We are still looking for ways to cope with this, but as of now the BERT training recipe below is 100% guaranteed to run only on NVIDIA P100 (Pascal) and V100 (Volta) architectures.

Setting things up

  • Clone our repository: git clone https://source.coderefinery.org/nlpl/easybuild.git
  • Its directory ('easybuild') will serve as your building factory. Rename it to whatever you think fits well. Change to this directory.
  • To use the same procedure across different systems we provide a custom preparation script.
  • To prepare directories and get the path settings, run it: ./setdir.sh
  • If your EasyBuild version is different from 4.3.3, change the version in the setdir.sh script.
  • By default, your custom modules will be stored in the modules subdirectory, and the compiled software itself will be stored in the software subdirectory. If needed, you can change the EASYBUILD_INSTALLPATH_MODULES and EASYBUILD_INSTALLPATH_SOFTWARE variables in the setdir.sh script.
  • The script will create the SETUP.local file with the settings you are going to use in the future (by simply running source SETUP.local after loading EasyBuild).
  • It will also print a command for your users to run if they want to be able to load your custom modules (module use -a PATH-TO-MODULES). You can add it to your .bashrc file, or put it in all your SLURM scripts.

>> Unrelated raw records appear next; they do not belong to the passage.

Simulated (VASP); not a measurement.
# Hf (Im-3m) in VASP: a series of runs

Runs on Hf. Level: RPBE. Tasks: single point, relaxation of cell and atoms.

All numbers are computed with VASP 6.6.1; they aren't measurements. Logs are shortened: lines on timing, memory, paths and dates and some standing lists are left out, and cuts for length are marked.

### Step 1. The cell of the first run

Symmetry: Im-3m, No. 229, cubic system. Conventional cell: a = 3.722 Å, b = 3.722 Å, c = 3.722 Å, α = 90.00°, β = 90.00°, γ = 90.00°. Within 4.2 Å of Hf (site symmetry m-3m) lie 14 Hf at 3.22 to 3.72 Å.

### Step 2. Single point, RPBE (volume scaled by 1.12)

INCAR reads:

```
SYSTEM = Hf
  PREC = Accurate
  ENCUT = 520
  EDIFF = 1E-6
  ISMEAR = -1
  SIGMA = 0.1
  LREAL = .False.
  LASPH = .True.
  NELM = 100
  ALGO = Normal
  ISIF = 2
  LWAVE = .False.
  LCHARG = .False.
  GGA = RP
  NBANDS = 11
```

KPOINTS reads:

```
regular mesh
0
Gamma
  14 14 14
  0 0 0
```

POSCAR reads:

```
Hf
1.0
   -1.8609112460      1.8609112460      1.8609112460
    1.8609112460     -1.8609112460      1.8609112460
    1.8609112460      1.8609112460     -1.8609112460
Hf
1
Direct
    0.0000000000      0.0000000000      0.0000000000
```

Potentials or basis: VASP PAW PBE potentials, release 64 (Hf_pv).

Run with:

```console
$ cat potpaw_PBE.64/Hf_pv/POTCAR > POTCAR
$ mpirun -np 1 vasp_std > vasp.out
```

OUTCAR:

Building software and installing custom modules

  • Load EasyBuild (e.g., module load EasyBuild/4.3.3)
  • Load your settings: source SETUP.local
  • Check your settings: eb --show-config
  • Imitate NVIDIA BERT installation by running

eb --robot nlpl-nvidia-bert-tf-20.06.08-gomkl-2019b-Python3.7.4.eb --dry-run

  • or eb --robot nlpl-nvidia-bert-tf-20.06.08-foss-2019b-Python3.7.4.eb --dry-run if your CPU architecture is different from Intel (for example, AMD)
  • EasyBuild will show the list of required modules, marking those which have to be installed from scratch (by downloading and building the corresponding software).
  • If no warning or errors were shown, build everything required by NVIDIA BERT:

eb --robot nlpl-nvidia-bert-tf-20.06.08-gomkl-2019b-Python3.7.4.eb

  • or eb --robot nlpl-nvidia-bert-tf-20.06.08-foss-2019b-Python3.7.4.eb if your CPU architecture is different from Intel (for example, AMD)
  • After the process is finished, your modules will be visible along with the system-provided ones via module avail, and can be loaded with module load.
  • Approximate building time for all the required modules is several hours (from 3 to 5).

Fine-tuning

An important parameter that you should tune to your needs is the CUDA compute capabilities level for TensorFlow and PyTorch. By default, our easyconfigs perform building with levels 6.0 and 7.0. But if your system uses only one particular type of GPUs (which is most probably the case), you should choose only the corresponding level, to decrease the building time and the resulting binaries size. Simply choose the level suitable for your GPUs and change this line in the TensorFlow or PyTorch easyconfigs to your choice:

cuda_compute_capabilities = ["6.0", "7.0"]

Data Preparation

To train BERT, 3 data pieces are required:

  • a training corpus (CORPUS), a collection of plain text files (can be gzip-compressed)
  • a WordPiece vocabulary (VOCAB), a plain text file
  • a BERT configuration (CONFIG), a JSON file defining the model hyperparameters

Ready-to-use toy examples data can be found in the tests/text_data subdirectory:

  • no_wiki/: a directory with texts from Norwegian Wikipedia (about 1.2 million words)
  • norwegian_wordpiece_vocab_20k.txt: Norwegian WordPiece vocabulary (20 000 entries)
  • norbert_config.json: BERT configuration file replicating BERT-Small for English (adapted to the number of entries in the vocabulary)

Training Example

  • Extend your $MODULEPATH with the path to your custom modules, using the command suggested by the setdir.sh script:
  • module use -a PATH_TO_YOUR_REPOSITORY/modules/all/
  • Load the NVIDIA BERT module:
  • module load nlpl-nvidia-bert/20.06.8-gomkl-2019b-tensorflow-1.15.2-Python-3.7.4
  • or module load nlpl-nvidia-bert/20.06.8-foss-2019b-tensorflow-1.15.2-Python-3.7.4 (if not using Intel CPUs)
  • Run the training script:
  • train_bert.sh CORPUS VOCAB CONFIG
  • This will convert your text data into TF Record files (stored in data/tfrecords/) and then train a BERT model with batch size 48 and 1000 train steps (the model will be saved in model/)
  • Training on the toy data above takes not more than an hour on 4 Saga GPUs.
  • We use 4 GPUs by default (to test hardware and software as much as possible). Modify the train_bert.sh script to change this or other BERT training parameters.

Testing

It is important to make sure that Numpy is built with accelerated linear algebra libraries (OpenBLAS or MKL). To test this, we provide the numpy_test.py script. Its execution time with our nlpl-numpy* modules should not be more than 10 minutes (usually much less).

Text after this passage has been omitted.